Scrum is a popular project management framework that uses an iterative and incremental methodology in Agile Software Development.

Fun Fact

Do you know what the word scrum really mean?  Here is a quote from a dictionary:

Scrum – an ordered formation of players, used to restart play, in which the forwards of a team form up with arms interlocked and heads down, and push forward against a similar group from the opposing side…

Overview

Today, most technology related projects are moving from the traditional Waterfall development framework to an Agile development framework like Scrum.  As technology are fast changing and it becomes necessary to deliver incrementally and better the ability to adapt to changes, which will almost always happen.

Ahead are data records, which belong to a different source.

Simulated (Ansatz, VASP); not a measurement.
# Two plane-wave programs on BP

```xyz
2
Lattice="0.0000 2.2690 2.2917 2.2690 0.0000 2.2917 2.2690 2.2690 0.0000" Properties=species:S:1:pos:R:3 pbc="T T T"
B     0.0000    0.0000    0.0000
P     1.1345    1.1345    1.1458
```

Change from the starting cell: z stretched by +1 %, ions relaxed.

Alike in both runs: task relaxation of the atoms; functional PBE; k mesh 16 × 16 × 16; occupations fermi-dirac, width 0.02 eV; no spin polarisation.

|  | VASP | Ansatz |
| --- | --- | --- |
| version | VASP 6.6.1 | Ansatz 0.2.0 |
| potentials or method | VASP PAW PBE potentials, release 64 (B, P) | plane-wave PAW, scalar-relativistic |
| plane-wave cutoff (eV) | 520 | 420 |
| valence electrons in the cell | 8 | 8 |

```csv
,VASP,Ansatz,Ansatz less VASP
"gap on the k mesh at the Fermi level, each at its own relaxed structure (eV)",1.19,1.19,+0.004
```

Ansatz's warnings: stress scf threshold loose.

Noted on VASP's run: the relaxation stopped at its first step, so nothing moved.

Lots of projects are said to be doing Scrum, but do they really understand the guiding principal behind Scrum?    I will try to summarize the key aspects below in a page, it is not meant to be the extensive list of everything about Scrum.

scrum-overview

Scrum Roles

   Product Owner

  • Responsible for the product vision and maximizing the (ROI) return on investment of the development effort to best reward of all stakeholder interests.
  • Define Product Backlog, prioritization, and arbiter for any requirement questions.
  • Accepts or rejects each product increment.
  • Approves product deployment and any decision to continue product development.

   Scrum Development Team

  • he team should be relatively small, best with 7 to 10 people.  They need to be highly collaborative and always have access to communicate with each other.  Some prefer to be in the same location and the same room, but with today’s collaboration tool, a virtual team room can also be very effective.
  • Cross-functional team, includes members with various skill sets needed for the project.  In addition to the traditional developers, the team should include business analysts, domain experts, testing skills, … etc.
  • The team should be self-organizing and self-managing.  Basically all individuals work together and are responsible toward the same goal.
  • Negotiate commitments for each Sprint with the Product Owner and has autonomy regarding how to reach commitments.

   Scrum Master

  • Facilitates the Scrum process, enforces timeboxes, and organizes all the artifacts.
  • Captures empirical data and leverage them to improve accuracy of project forecasts.
  • Be the external communication point person, shields the team from external distractions to preserve the team’s focus and helps to resolve any impediments.
  • Promotes improved processes but has no management authority over the team.

Scrum Meetings

Sprint Planning Meeting – occurs at the beginning of each Sprint between the Product Owner and the team to negotiate which Product Backlog Items to include and commit to.
Daily Scrum – a daily 15 minutes scrum for the team to report to each other, summarizing what he did the previous day, what he will do today, and impediments if any.  This should NOT be a deep design or troubleshooting session.  It meant to be a status meeting and allowing the team to gain transparency on each other’s progress.
Sprint Review Meeting – After each Sprint execution, the team should hold a review meeting to demonstrate a working project to the Product Owner and other users.  After the meeting, the Product Owner will declare if he/she will accept the deliverable and signoff.  In case if any item considered incomplete, it will be returned to the Product Backlog.
Sprint Retrospective Meeting – each Sprint should ends with a retrospective meeting.  Allowing the team to reflect on its own behavior and process and take action to improve for future Sprints.  It is important to provide a safe and open atmosphere for the team to speak freely, so presence of people who conduct performance appraisals or immediate managers can be impediment to this process.
Backlog Refinement Meeting – this is an ongoing meeting that between the Product Owner and the team to better understand the Product Backlog Items (PBIs) and refine them both for definition and technology concerns.  A well define list of PBIs and priority will help to stream line the Sprint Planning Meeting.

Burn Down Chart

A burn down chart highlight the ideal tasks remaining timeline vs the actual tasks remaining timeline.  It provide a good summary of how your project is trending.  Is it on schedule, falling behind, or ahead of schedule?  This is a very powerful tool, although the challenge to produce a good chart on this relies heavily on a set of good and up-to-date underlying data.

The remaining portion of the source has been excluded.